ICAMS / Interdisciplinary Centre for Advanced Materials Simulation


The role of silicon, vacancies, and strain in carbon distribution in low temperature bainite

S. Sampath, R. Rementeria, X. Huang, J. D. Poplawsky, C. Garcia-Mateo, F. G. Caballero, R. Janisch.

Journal of Alloys and Compounds, 673, 289-294, (2016)

We compare the results of ab-initio calculations of carbon solubility with atom probe data to understand the influence of Si on the segregation of C in bainitic ferrite. Graphical abstract of Sampath et al.,Journal of Alloys and Compounds 673, 289-294, 2016, reprinted with permission from Elsevier.

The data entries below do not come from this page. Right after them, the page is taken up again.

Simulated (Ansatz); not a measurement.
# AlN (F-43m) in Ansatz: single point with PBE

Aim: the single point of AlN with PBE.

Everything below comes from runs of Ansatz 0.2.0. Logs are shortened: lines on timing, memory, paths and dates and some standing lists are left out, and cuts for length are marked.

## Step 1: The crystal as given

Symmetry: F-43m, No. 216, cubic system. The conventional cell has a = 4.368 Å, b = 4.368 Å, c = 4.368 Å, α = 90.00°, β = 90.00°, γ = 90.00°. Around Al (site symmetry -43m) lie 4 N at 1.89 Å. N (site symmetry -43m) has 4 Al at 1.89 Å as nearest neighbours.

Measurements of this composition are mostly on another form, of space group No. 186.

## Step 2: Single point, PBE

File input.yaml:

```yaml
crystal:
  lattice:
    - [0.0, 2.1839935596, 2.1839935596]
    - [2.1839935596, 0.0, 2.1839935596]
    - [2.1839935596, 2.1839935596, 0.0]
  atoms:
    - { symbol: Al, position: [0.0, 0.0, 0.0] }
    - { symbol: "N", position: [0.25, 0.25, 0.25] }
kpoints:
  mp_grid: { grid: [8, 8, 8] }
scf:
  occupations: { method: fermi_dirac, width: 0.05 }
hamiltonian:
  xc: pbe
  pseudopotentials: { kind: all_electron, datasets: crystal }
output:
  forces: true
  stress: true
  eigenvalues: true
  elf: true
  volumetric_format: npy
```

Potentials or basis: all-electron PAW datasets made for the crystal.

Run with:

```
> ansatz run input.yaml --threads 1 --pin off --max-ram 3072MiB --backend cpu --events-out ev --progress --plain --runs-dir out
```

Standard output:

We investigated the phenomenon of carbon supersaturation and carbon clustering in bainitic ferrite with atom probe tomography (APT) and ab-initio density functional theory (DFT) calculations. The experimental results show a homogeneous distribution of silicon in the microstructure, which contains both ferrite and retained austenite. This distribution is mimicked well by the computational approach. In addition, an accumulation of C in certain regions of the bainitic ferrite with C concentrations up to 13 at % is observed. Based on the DFT results, these clusters are explained as strained, tetragonal regions in the ferritic bainite, in which the solution enthalpy of C can reach large, negative values. It seems that Si itself only has a minor influence on this phenomenon.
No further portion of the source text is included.